Expert analysis

25 September 2018

Deported to displacement in Central America

Guest blog by Noah Bullock, Director of Cristosal

Crises of violence, protection and governance grip the Northern Triangle of Central America (NTCA), casting tens of thousands of men, women and children into a potentially endless cycle of displacement and danger.

States’ refusal to acknowledge the realities within their own borders, along with transition and destination countries’ harsh attempts to prevent entry by desperate people, and deport those who arrive, have not succeeded. Instead, they have created a multi-national humanitarian emergency.
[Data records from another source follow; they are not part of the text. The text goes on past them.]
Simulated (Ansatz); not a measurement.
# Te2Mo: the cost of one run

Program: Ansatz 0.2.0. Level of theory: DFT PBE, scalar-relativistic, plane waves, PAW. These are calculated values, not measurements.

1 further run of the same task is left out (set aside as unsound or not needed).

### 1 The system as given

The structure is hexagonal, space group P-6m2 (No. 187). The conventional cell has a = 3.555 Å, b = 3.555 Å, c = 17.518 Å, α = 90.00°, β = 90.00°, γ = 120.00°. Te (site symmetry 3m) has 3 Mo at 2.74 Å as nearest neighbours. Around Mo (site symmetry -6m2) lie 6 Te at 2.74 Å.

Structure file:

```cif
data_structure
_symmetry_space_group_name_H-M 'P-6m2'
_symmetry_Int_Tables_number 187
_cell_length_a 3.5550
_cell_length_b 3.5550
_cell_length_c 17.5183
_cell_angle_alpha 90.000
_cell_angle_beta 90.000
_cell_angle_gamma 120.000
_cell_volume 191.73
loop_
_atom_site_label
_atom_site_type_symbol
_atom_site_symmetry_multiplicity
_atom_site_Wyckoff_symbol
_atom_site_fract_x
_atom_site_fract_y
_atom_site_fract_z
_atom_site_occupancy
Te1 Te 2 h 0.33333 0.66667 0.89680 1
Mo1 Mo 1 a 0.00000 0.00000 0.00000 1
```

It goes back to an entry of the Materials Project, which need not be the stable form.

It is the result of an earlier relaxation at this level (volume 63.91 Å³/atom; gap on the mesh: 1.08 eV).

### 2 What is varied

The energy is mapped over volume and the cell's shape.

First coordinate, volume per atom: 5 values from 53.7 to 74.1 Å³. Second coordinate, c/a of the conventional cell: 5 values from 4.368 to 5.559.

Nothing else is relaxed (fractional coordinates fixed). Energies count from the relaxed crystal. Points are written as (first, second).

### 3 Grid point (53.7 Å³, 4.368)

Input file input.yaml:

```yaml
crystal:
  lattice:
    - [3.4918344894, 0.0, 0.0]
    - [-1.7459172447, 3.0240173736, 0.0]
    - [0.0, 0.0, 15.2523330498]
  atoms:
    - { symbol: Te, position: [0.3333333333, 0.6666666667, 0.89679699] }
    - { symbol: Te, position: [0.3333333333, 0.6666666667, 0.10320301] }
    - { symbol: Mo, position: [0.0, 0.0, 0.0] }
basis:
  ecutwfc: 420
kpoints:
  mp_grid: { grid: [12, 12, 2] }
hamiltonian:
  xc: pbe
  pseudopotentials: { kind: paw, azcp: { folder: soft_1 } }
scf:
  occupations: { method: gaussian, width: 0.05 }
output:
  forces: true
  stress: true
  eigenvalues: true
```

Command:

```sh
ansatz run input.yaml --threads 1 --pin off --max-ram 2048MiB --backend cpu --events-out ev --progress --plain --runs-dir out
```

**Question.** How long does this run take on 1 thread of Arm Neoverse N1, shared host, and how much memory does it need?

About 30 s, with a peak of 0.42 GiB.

Barack Obama, then president of the US, declared in July 2014 an “urgent humanitarian situation” on the southern border of his country. In that year, 137,000 children and families had arrived from El Salvador, Guatemala and Honduras — twice as many as the year before. This humanitarian situation became known as the unaccompanied child migrant crisis and was the first public and internationally visible sign that the demographics and drivers of migration along the Mesoamerican migratory corridor had changed. Central American women, children, and families escaping from extreme levels of violence challenged well-established assumptions that Mesoamerican migration was primarily undertaken by lone Central Americans seeking work, and raised difficult questions about states’ responsibility to protect throughout the region. Four years later, the crisis continues to escalate: US President Donald Trump’s deportation policy has led to children being separated from their parents and locked up in detention centers, and the cancellation of Temporary Protected Status (TPC) for 195,000 Salvadorans and 57,000 Hondurans will test Central American governments’ capacity to absorb and protect their returning citizens. 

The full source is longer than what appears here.